Benjamin Sago / ogham / cairnrefinery / etc…

Technical notes Browse the code of locally-cached crates

Rust’s package manager and build system, Cargo, downloads the entirety of each crate used as a project’s dependency and stores it locally. When I need to read the crate’s documentation, I’m usually both lazy and online, so I just use the superb docs.rs service, which builds and indexes each published crate’s documentation automatically. If I happen to not have internet access, I can still build a copy of the docs locally with cargo doc --open, which very handily opens my Web browser to read it.

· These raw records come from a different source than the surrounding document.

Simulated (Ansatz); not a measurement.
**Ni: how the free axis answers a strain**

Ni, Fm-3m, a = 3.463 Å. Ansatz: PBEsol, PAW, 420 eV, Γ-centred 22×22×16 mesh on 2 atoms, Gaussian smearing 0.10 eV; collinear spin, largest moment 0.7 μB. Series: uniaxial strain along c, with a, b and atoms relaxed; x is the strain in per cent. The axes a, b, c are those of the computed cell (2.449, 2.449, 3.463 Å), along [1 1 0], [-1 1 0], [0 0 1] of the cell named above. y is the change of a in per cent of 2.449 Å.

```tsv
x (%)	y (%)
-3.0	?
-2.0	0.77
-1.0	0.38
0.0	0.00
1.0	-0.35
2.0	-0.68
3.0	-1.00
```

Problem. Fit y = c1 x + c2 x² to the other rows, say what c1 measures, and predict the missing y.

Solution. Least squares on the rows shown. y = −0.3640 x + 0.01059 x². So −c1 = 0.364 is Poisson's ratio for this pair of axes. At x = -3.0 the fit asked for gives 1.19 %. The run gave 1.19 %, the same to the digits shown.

Sometimes, though, I’m not interested in the public documentation of each module, I need to view the code directly. And that code is stored locally, after cargo fetch has been run — it just needs to be extracted from its archive.

The browse-crate function

To make it easier to browse a crate’s code, I wrote this Fish function:

functions/browse-crate.fish
function browse-crate -d "Browse a locally-cached Rust crate" -a crate_name
    if test -z "$crate_name"
        echo "browse-crate: No crate name given" >&2
        return 3
    end

    mkdir -p ~/tmp/crates
    cd ~/tmp/crates; or exit $status

    set -l base_crate_name (string replace -r 'crate$' '' $crate_name)
    set -l crates_dir ~/.cargo/registry/cache/github.com-*/

    if test -e "$base_crate_name"
        echo "browse-crate: ‘$base_crate_name’ is already extracted" >&2
    else if test -f "$crates_dir/$crate_name"
        echo "Extracting ‘$base_crate_name’..."
        tar -xf $crates_dir/$crate_name
    else
        echo "browse-crate: crate at ‘$crates_dir/$crate_name’ does not exist" >&2
        return 1
    end

    cd $base_crate_name
    pwd
end

This function takes one argument — the name of the crate archive file to extract, such as anyhow-1.0.59.crate — and creates a directory within ~/tmp/crates (or wherever you deem best to put temporary files such as these), and then extracts the crate into it. It then cd-s into that directory, leaving you free to search the code, or open it in your editor, or similar.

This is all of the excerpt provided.